One of the common critiques of any church that is reaching a lot of people with the gospel (and I am humbled to say that God is using Next Level Church to reach a lot of people - over 2,500 people have given their life to Jesus in 9 years!), is that they must be sacrificing depth and discipleship in order to become “seeker-sensitive.” They must somehow be watering down the gospel or just trying to get a large number of “salvations,” but nobody knows what happens next. Like I said earlier, I am not trying to go there, but I think that context is essential to what I am going to say next...
THIS IS NOT AN EITHER/OR SITUATION. Both discipleship and a clear presentation of the gospel for unchurched people are essential to God’s church being effective. You don’t have to choose. They are not mutually exclusive.
At NLC, our first question about a weekend experience is always “what will the unchurched person think?” and our first question the rest of the time is “what is ____’s next step?”
Everyone has a next step, whether they have been following Jesus for 50 years or have never heard a word of Scripture in their life.

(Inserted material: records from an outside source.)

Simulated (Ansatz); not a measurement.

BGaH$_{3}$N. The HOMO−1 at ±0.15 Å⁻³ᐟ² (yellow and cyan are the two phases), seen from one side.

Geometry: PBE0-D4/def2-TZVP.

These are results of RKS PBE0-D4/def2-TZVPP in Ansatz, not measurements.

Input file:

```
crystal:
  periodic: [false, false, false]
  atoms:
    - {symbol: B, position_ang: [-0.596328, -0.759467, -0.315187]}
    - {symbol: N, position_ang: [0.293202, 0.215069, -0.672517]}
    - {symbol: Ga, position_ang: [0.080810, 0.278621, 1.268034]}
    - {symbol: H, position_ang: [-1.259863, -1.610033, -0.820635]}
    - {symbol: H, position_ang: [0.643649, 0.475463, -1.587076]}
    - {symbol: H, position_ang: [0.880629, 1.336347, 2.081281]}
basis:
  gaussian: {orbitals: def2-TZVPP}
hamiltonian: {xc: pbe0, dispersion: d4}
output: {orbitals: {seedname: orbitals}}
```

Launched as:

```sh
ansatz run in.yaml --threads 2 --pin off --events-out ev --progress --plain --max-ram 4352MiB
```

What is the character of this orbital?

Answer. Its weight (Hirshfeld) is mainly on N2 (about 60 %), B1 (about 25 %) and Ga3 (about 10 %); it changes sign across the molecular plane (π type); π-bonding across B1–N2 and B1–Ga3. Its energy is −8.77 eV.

Here are 3 questions I believe you should consider when deciding what discipleship looks like at your church:
Is the gospel being presented in a clear and simple way every weekend? I know what you’re thinking. This is supposed to be a post about discipleship. But here is the thing: if you are not sharing Jesus with people who don’t know him, you are going to have very little need for a good discipleship system. It all starts with someone exploring Jesus and then making that choice to follow Him. Then discipleship begins.
Is the discipleship pathway simple and clear? Once someone steps across the line of faith, they are usually looking for what’s next. The problem is, most use words they don’t understand or just fail to talk altogether about what is next. This person isn’t wanting eschatology or Hebrew interpretation. They want to know how this impacts their day tomorrow. But the person who just moved to your town and has been in church for 30 years, they might want the eschatology Bible study. Is it obvious how to find what is available and is it being consistently offered in a concise way? No matter how clever the acronym is or how pretty the graphic showing it off is, people will never enter your discipleship process if they don’t understand it. They won’t take 20 minutes to read through it. They can’t choose from 90 options. Clear and simple wins every time.
Have you considered people who aren’t like you? As humans, we have a naturally tendency to create systems for people like us. If you are reading this, you are probably fairly mature in your faith. You might be an extrovert like me. You might not. Here is the thing, my tendency, as an extrovert who is relatively experienced at following Jesus, is to build a discipleship system around the things I know and love. I think people should go to groups and classes. They should read books that have helped me in the past. This is not a bad thought process, but what about the person who is nervous to go to a group because they don’t have a basic Bible knowledge? What about the introvert who hates group discussions? What about the person who has a hard time reading and fears being asked to read aloud? What about the person who works nights and can’t go to most of your group times?
Many churches have unintentionally created discipleship processes that eliminate most of their church from participation. These types of questions can help protect you from this mistake.